A common model used to forecast decline curves—the Arps model—has its challenges, according to Alexandre Ramos-Peon, senior analyst of shale research for Rystad Energy. These include infinite parameters used in the equation that introduce variables—such as varying well designs and completion techniques—which could impact production modeling.
“You need to come up with good parameters if you want to have reasonable forecasts,” Ramos-Peon said during a recent webinar.
The topic was addressed as production from legacy wells continues to decline. Oil production from legacy wells in the Permian Basin, for example, was projected to drop by 236,697 barrels per day in December, according to the U.S. Energy Information Administration’s latest Drilling Productivity report. Legacy gas production was also projected to fall by about 352 billion cubic feet per day.

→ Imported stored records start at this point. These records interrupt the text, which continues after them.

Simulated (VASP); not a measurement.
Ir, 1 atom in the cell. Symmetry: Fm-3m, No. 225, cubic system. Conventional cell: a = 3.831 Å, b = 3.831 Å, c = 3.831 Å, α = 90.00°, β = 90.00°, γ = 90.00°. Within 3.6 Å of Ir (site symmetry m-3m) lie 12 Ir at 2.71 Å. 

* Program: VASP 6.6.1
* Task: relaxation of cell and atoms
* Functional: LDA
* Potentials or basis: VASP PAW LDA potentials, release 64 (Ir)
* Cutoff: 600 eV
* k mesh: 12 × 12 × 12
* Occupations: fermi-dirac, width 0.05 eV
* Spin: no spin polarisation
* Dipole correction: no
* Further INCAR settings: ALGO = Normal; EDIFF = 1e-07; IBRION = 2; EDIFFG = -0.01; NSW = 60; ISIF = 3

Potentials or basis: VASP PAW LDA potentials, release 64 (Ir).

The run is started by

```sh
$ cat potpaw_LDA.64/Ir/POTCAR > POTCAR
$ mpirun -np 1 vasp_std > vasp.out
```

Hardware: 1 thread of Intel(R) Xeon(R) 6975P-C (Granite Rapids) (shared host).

RELATED: Staying Ahead Of The Decline Curve
Instead of using the theoretical, traditional decline curve model, Ramos-Peon explained that statistical methods are used directly on accumulated empirical data, exploiting billions of data points based on observed production numbers.
“We have a lot of data points and we assume that if the well has produced long enough it will behave as other wells have performed in the past. … A neural network is a way that allows us to do this in some way,” he said. “This technique only seems to work for wells that have a sufficiently long production forecast” of at least nine months.
He used wells in the Bakken as an example. With data from thousands of horizontal shale wells in the Bakken, the data is preprocessed to remove the parts that do not correspond to the natural flow such as production bumps caused by refracturing or production dips due to well shut-ins, he said. Such “abnormal behavior” is removed as part of data preprocessing, and production in the first few months before peak production is truncated. He added that the data is smoothed out using a Savitzky-Golay filter, removing the “undesired noise” characteristic of production wiggling up or down at certain points.
Using the historical production data, a supervised learning dataset is constructed by taking the ratio of monthly average production to maximal monthly average production. “If I know production at month 9, 10 and 11, I should be able to guess production at month 12,” Ramos-Peon said.
With the artificial neural network machine learning algorithm in play, several data points can be input to create an expected output—taking into account different weights, or combinations of the interchanged inputs. “You do this several times with different weights. Each of these lines is called a neuron because it kind of mimics the behavior in the brain. Then you apply the so-called nonlinear activation function,” he said, adding the objective is to train the computer to identify the best values that result in an output close to the desired one.
“You just throw all of this data to the computer and it will train itself somehow to guess the best value so the accuracy is as high as possible. … There is a mathematics theorem that tells you that any continuous function can be approximated by any degree of accuracy by such a device,” Ramos-Peon said. “Another feature of these devices is that they’re able to capture the functional relationships that are hidden in the data in a nonlinear way.”
The network has been trained by Rystad on 13,000 wells with promising results. Ramos-Peon referred to statistics on how the neural network model performed on a set of wells with more than 30 months of production. “We forecast within 15% of accuracy at the maximum time horizon,” he said.
The method often outperforms classical statistical forecasting methods, according to Ramos-Peon.
“This conceptually simpler approach might deliver comparable results and is actually less computationally intensive,” he added.